More and more, designers are thinking about the environmental impact of their work. From the use of recycled materials in furniture to low-VOC paints, the industry has made leaps and bounds in the last few years. But there is a long way to go: a staggering 1.6 million tonnes of furniture and bulky waste still ends up in landfill in the UK every year. Here to raise awareness, funds and provide a solution to the problem is The Crossover Project.
Set up this year by design journalist Roddy Clarke and Aurélia Islimye, founder of avant-garde art gallery Bleur, The Crossover Project is designed to fight waste by using art as a force for change. The initiative’s strategy is simple, but effective: to harness the waste produced by design and fashion brands, then ask emerging artists to rework these unfamiliar materials and transform them from potential landfill into bespoke artworks.

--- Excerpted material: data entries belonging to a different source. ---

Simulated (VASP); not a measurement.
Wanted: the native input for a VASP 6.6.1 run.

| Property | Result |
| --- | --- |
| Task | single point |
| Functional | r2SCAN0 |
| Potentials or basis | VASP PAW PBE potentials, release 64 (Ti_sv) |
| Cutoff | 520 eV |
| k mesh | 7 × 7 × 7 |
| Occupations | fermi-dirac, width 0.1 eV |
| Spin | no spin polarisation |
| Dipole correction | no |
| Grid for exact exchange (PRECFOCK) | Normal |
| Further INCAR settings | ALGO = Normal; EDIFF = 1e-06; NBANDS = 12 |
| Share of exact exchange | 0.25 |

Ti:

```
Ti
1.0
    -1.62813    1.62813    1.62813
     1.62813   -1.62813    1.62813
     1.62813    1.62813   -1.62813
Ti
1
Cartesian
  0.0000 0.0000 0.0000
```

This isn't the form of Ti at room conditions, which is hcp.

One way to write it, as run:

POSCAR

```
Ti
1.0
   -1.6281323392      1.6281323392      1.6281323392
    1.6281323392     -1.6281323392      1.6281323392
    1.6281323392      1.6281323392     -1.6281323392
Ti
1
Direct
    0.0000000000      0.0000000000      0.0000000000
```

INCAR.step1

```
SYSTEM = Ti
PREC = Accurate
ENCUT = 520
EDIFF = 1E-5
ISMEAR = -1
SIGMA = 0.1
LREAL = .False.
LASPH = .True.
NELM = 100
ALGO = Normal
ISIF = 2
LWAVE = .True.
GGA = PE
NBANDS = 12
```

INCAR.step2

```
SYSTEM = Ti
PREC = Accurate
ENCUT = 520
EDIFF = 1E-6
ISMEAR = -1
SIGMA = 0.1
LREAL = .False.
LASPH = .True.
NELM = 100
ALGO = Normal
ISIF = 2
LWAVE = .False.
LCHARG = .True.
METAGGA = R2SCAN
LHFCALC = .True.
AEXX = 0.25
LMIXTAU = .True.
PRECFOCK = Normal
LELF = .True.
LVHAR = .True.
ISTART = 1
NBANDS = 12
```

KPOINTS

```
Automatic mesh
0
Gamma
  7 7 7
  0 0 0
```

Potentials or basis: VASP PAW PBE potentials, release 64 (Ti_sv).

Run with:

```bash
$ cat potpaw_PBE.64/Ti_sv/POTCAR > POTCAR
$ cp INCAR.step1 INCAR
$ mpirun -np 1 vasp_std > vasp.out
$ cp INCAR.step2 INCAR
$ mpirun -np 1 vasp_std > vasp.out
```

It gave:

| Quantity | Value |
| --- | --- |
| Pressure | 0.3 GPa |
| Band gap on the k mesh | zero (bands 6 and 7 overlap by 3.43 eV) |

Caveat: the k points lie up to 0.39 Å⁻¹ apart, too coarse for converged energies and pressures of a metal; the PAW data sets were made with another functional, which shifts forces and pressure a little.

Clarke and Islimye have hand-picked a roster of exciting artists represented by Bleur and tasked them with creating pieces from a collection of surplus materials donated by design brands, furniture designers and fashion houses. Best of all, the resulting works are all available as part of an online auction until 29 July – so you can buy a unique piece of design history while contributing to a world-saving concept at the same time.
The pieces range from a discarded jacket, painted and redesigned by Emmanuel Unaji, to Sophie Rawlingson’s intricately mosaiced wood and the mixed media collages of Beth Fraser, which use wood shavings and linoleum from Grain, found papers, Elephant magazines and Graphenstone surplus paint.
All the pieces were shown in an exhibition at The Royal Exchange in London. A portion of the profits from the auction will be donated to support the work of the Ellen MacArthur Foundation, dedicated to building a circular economy.